Final work – Social media data analyses

1. Introduction – How different places make us feel?

The goal of this final work is to, like the title suggests, try to map out how different places make people feel. The emphasis is on the word “try”, as emotions are far from quantitative data. The basis for all the analyses in this report is the already familiar Instagram dataset from the exercises of week 2.

In an effort to make the abstract a bit more measurable, lots of compromises have been made. Here are some of the questions and problems I considered before beginning the analysis itself. Firstly, what emotions or feelings am I even trying to map? At least as important of a question is how does one detect emotion from a social media post? And what about the reliability of the data? Can any at least remotely trustworthy conclusions be made based on just Instagram posts, or, on the contrary, such an ambiguous research question?

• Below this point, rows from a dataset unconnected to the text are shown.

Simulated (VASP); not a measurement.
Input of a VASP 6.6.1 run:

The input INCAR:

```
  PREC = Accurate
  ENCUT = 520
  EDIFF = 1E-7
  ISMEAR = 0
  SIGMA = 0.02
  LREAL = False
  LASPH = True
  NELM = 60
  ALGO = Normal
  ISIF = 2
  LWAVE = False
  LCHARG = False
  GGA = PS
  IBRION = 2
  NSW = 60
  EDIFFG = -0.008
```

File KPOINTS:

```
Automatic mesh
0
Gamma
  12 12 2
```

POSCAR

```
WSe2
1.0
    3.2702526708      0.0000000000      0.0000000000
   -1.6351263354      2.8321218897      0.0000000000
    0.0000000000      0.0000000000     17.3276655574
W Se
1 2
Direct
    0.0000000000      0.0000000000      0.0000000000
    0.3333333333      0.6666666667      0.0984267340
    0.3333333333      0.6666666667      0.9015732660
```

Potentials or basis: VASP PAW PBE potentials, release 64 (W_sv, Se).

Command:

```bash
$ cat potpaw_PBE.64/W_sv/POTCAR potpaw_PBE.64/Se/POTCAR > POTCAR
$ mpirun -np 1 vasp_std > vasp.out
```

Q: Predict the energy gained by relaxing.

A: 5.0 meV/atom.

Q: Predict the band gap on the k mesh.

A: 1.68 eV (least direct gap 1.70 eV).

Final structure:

To try and simplify the elusive concept of emotion as much as possible, I narrowed the vast spectrum of different feelings into two main categories: positive and negative. This ties directly into the second, and probably the hardest question of how to detect the poster’s sentiments. With a slightly clearer vision of what I was trying to detect, I decided the best course of action would be to just focus on the written content of the social media posts. By querying the text fields in the data with sets of different positive and negative keywords, pinpointing the positive and negative posts would be possible. This, combined with the location data stored with every post, would allow for both the positive and negative posts to be placed on a map.

By this point, the research question should also be redefined, or at least expressed more accurately. Rather than asking how different places make us feel, the more correct option would thus be: What places make us feel positive emotions and what places make us feel negative ones?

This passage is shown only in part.